May 6 (Bloomberg) -- Deutsche Annington Immobilien AG, Germany’s largest residential landlord, has chosen banks to market its initial public offering with the aim of listing shares by the end of next month, three people with knowledge of the matter said.
The company, owned by Guy Hands’s Terra Firma Capital Partners Ltd., chose Commerzbank AG, Deutsche Bank AG, Kempen & Co. and Erste Group Bank AG among its syndicate members, two of the people said. The precise timing of the share sale hasn’t yet been set, they said. All three people asked not to be identified because the information is private.
Terra Firma, which founded Deutsche Annington in 2001, is trying to take advantage of a German property stock rally that may be petering out. LEG Immobilien AG, a German competitor formerly owned by Goldman Sachs Group Inc., raised about 1.3 billion euros in a February share sale that was the largest in the country’s real estate industry.

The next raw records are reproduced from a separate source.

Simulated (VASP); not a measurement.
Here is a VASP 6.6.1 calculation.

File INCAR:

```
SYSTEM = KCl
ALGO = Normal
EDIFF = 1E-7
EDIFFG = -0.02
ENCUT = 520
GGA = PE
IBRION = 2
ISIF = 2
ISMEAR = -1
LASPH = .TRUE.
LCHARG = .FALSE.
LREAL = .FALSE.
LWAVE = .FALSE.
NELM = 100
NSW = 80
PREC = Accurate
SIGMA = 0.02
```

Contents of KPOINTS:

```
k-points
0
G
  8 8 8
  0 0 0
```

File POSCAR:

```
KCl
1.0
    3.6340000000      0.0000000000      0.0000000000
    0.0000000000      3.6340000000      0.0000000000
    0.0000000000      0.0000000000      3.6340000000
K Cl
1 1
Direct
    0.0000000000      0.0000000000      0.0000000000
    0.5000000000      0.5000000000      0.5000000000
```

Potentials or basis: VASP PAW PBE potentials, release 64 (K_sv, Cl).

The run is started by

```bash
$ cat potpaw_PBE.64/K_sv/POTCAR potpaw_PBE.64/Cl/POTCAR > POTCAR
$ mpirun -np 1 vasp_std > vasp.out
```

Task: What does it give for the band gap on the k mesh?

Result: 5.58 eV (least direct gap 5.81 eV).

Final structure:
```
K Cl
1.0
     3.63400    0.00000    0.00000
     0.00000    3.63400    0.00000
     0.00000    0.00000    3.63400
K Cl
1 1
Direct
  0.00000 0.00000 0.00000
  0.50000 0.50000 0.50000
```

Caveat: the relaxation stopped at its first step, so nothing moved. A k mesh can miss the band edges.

Deutsche Annington, based in Bochum, owns 186,000 apartments in cities including Berlin and Cologne. The company chose JPMorgan Chase & Co. and Morgan Stanley to manage its IPO, two people with knowledge of the decision said in February.
Spokesmen for Terra Firma and Deutsche Bank declined to comment. Deutsche Annington, Commerzbank or Kempen did not respond to requests for comment.
The FTSE EPRA/Nareit index of German property stocks gained 19 percent in the past 12 months. That includes a 1.5 percent decline since the beginning of the year.
LEG has lost 4 percent of its share price since its IPO. Before that deal, Goldman’s Whitehall Street Real Estate fund owned about 95 percent of the company.
Annington owns more than twice as many apartments as LEG, though its share sale will probably be smaller because of higher debt, said Torsten Klingner, an analyst at Warburg Research. Annington’s apartments are valued at about 2.7 billion euros excluding debt, he estimated.
On March 5, Terra Firma founder Guy Hands said in an interview with Bloomberg Television the company may sell as much as 40 percent of the company in the IPO. Terra Firma will probably sell all of its stock within two years, Hands said in the interview. A 40 percent share sale would raise about 1.1 billion euros, Klingner said.
In December, Deutsche Annington completed the refinancing of about 3.8 billion euros of debt used to fund acquisitions. It was Europe’s largest commercial mortgage-backed security restructuring.
Under the terms of the agreement, 1 billion euros must be repaid this year and 700 million euros is due in 2014. Deutsche Annington has already raised 700 million euros toward the 2013 maturity. Deutsche Annington must also repay 1.4 billion euros of the debt before paying any dividends, a person with knowledge of the matter said in February.